Yamaha Niken to spawn new model range | Manufacture News | News
Word from Japan is that Yamaha’s three-wheeled Niken will form the basis of an entire new range of leaning trikes.
The MT-09-engined Niken might not be the first bike to use tilting three-wheeled tech, but with 84.6kW (113hp) it’s by far the most powerful take on an idea that’s previously been limited to scooters. It’s also the first from a major manufacturer to incorporate a manual transmission. That means it’s aimed not at new riders looking for an easy commuter, but at established motorcyclists looking for something different.

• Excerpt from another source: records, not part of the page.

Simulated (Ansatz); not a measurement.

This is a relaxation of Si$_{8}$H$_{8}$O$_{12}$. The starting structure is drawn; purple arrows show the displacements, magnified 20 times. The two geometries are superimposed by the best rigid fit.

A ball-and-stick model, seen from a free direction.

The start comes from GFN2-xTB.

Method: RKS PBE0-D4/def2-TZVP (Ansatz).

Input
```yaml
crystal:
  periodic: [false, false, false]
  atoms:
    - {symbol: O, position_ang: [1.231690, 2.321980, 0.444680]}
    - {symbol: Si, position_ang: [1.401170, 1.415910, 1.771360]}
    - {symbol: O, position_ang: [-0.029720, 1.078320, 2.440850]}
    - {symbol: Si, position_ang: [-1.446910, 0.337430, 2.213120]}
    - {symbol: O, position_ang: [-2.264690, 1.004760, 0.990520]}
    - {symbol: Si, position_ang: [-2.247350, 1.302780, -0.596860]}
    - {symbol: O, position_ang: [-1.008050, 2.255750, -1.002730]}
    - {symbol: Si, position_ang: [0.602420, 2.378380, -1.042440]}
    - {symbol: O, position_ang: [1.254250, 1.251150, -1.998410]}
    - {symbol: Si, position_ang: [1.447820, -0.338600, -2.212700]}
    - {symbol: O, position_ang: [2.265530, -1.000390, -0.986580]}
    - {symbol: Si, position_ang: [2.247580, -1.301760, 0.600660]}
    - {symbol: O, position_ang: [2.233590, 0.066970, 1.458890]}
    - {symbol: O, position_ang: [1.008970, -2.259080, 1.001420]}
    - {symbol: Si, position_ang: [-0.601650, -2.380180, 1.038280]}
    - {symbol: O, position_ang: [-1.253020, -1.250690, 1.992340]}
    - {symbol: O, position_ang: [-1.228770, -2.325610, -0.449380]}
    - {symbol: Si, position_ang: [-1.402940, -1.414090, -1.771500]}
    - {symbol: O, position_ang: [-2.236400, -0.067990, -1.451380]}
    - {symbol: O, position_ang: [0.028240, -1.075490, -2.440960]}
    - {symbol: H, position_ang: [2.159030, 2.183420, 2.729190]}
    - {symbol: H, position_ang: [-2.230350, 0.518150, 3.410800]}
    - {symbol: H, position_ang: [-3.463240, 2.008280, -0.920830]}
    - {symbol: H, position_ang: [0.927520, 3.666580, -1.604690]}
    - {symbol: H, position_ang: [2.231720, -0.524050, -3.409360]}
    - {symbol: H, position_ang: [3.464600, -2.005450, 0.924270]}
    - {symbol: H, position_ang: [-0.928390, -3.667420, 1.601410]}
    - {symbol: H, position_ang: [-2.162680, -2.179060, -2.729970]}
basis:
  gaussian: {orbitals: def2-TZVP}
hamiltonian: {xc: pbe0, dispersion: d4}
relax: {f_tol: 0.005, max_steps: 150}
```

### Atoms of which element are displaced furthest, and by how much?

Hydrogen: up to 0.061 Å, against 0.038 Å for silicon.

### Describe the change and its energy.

And with twice the front tyre contact patch of a conventional bike, it promises to offer an unprecedented level of exploitable front-end grip, along with all the confidence it offers.
Given the Niken’s close tie to the MT-09, it’s no surprise that our Japanese sources say that the next derivative will also be MT-based. The word is that in Japan the next model will use the smallest MT parallel-twin engine; the 249cc, water-cooled, eight-valve unit from the MT-25 and YZF-R25. In some countries, including Australia and all of Europe, the slightly larger, 321cc version of the engine is used in both the MT and R models (the MT-03 and R3) and our sources say that the same will apply to
the new Niken.
In terms of performance, a 321cc Niken3 would be likely to use the same engine tune as the MT-03. That means 30.9kW (42hp) at 10,750rpm. In Australia, the MT-03 is LAMS approved, and the same would likely apply to the Niken3.
Yamaha’s work on leaning three- and four-wheeled designs leading to the Niken, has gone on for well over a decade and has included prototype machines ranging from scooters to R1-engined superbikes.
Its Tricity scooter was successful enough to allow the 847cc Niken to get the green light, and if the sales prove high enough it’s eventually possible that we’ll see an even wider range of options. By plundering the MT series alone for inspiration, there’s scope
for 700cc and 1000cc trikes in years to come.
It’s not just Yamaha that’s interested in this emerging market, either. Honda has also been developing a 750cc parallel-twin leaning trike based around its NC750 engine and chassis.
Honda teased us with the three-wheeled, Gold Wing-engined Neowing concept as far back as 2015, too.